I’ve heard many discussions and presentations on the importance of increasing diversity in the estate-planning field. But putting these thoughts into practice isn’t always easy. As I was networking with my colleagues at the Heckerling Institute on Estate Planning, I spoke with one attorney, Alan Gassman of Gassman Crotty and Denicolo P.A., who’s created a program to increase diversity by partnering with Stetson University College of Law in Gulfport, Fla., to create a National Association of Estate Planning Diversity Fellowship and Award. The goal of the program is to introduce estate planning and elder law as a viable career opportunity for students of color by enabling two students to be selected for a two-semester fellowship beginning in fall 2023. Each fellow will receive an award of $1,500 per semester. They will join an estate-planning council and be mentored by two members of that group. I asked Alan what motivated him to create the program and to explain the details. Here’s his response:
I had a very strong desire to contribute to diversity and to thank the National Association of Estate Planners & Councils (NAEPC) for a recent award adding me to their Hall of Fame, given that when I started to practice law in Clearwater, Fla., in 1985, I wasn’t able to join certain clubs or to be involved with certain law firms or events that, quite frankly, gave other professionals opportunities that I didn’t have. My thought was to provide the opportunities that I found by being able to join and be active in the Pinellas County Estate Planning Council to others who wouldn’t have these available to them. I therefore joined NAEPC’s Diversity Committee but found no clear path of conduct that I could engage in to cause “diversity to happen.”
Last summer, I taught a course on Law Office Management and Professional Achievement at Stetson Law School and met several students who didn’t come from wealthy or well-educated families and felt they could use interaction with a local estate-planning council while in law school.

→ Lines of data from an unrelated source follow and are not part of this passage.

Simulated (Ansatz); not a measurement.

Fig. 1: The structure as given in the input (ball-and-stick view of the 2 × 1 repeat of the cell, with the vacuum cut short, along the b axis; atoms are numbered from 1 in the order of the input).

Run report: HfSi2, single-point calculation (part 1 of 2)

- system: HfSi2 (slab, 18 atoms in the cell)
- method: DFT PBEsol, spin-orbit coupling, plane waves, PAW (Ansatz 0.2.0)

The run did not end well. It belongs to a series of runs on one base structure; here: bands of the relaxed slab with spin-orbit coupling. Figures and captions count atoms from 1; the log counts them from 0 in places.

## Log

After a few months of attending diversity committee meetings, I realized that there was a natural need for students of color in law school to be involved in estate-planning councils and for them to mentor and nourish these students.
Law School Connection
I contacted a professor at Stetson Law School who had recently worked with my wife and I when we endowed a small perpetual award program to help students attend the LL.M. in Taxation program at the University of Florida. This same professor was involved in both diversity and student support arrangements and liked the idea of establishing a fellowship. He allowed me to interact with the president and the faculty sponsor of the Stetson Black Students Association and an estate-planning professor and an elder law professor. Everyone we spoke to at the school was not only enthusiastic, but also supportive of this opportunity. They also, however, made it clear that students need financial assistance to justify spending the time on this kind of project and explained how the students could get their required donated pro bono hours by helping disadvantaged persons in estate planning as part of the arrangement.
The professors who worked with me included Rebecca Morgan, who chairs the Elder Law LL.M. program at Stetson and is a well-respected author and editor, and Roberta Flowers, who’s the co-director for the Center for Excellence in Elder Law at Stetson and is a prominent author and member and leader in the National Academy of Elder Law.
The students must commit to join an estate-planning council and to be adopted by two mentors who are members of that group. We expect the students to attend the director meetings that precede the general meetings and the general meetings themselves or make-up meetings at other local councils and to meet and learn about the members and what they do. We’re starting the Stetson program with two students, so that they can work together on this. We’re also asking that they use their required pro bono hours to organize and present programs about estate planning for low-income communities or other groups that need help. They may also work on estate-planning projects for our law firm as clerks at a higher than the typical hourly rate.
Opportunities for Students
The students will receive $3,000 each ($1,500 per semester for each student), mentoring sessions, experience with respect to networking and leadership, contacts that may help them find their first jobs, an immersion into estate-planning law and associated professions and an effective use of their pro bono hours. The ability to walk into a room of unfamiliar people, meet them, work with them and be praised and encouraged by them can make a huge difference in the life of a law student and the thousands of people who may benefit from having new members of our estate-planning community. Interactive Legal has also agreed to provide these students with access to their drafting platform and member courses as part of their law school outreach program.
Benefits to Practitioners
Our law firm is getting publicity for being the donors to pay for this program and the satisfaction of helping to make this program come together. The publicity will help us be considered by students looking for clerking and associate positions at the law school and in our community. The estate-planning councils now have a new purpose that’s easy, not expensive and personally fulfilling for the members who choose to be mentors and supporters of these students. Doubtlessly, there will be friendships, exposure to the community and other benefits to be enjoyed by all concerned.
Starting a Similar Program
If someone is interested in starting a similar program with a law school in their community, they can just give me a call or send an e-mail to [email protected] and I’ll be glad to provide all materials and the brief agreement and announcements that we have had approved at Stetson. I hope to have 50 of these programs going by the end of 2024. Thanks to Marty Shenkman for his agreement to sponsor a student or students on Long Island in the same way, and to the members of the Diversity Committee of NAEPC for their input and wonderful intentions.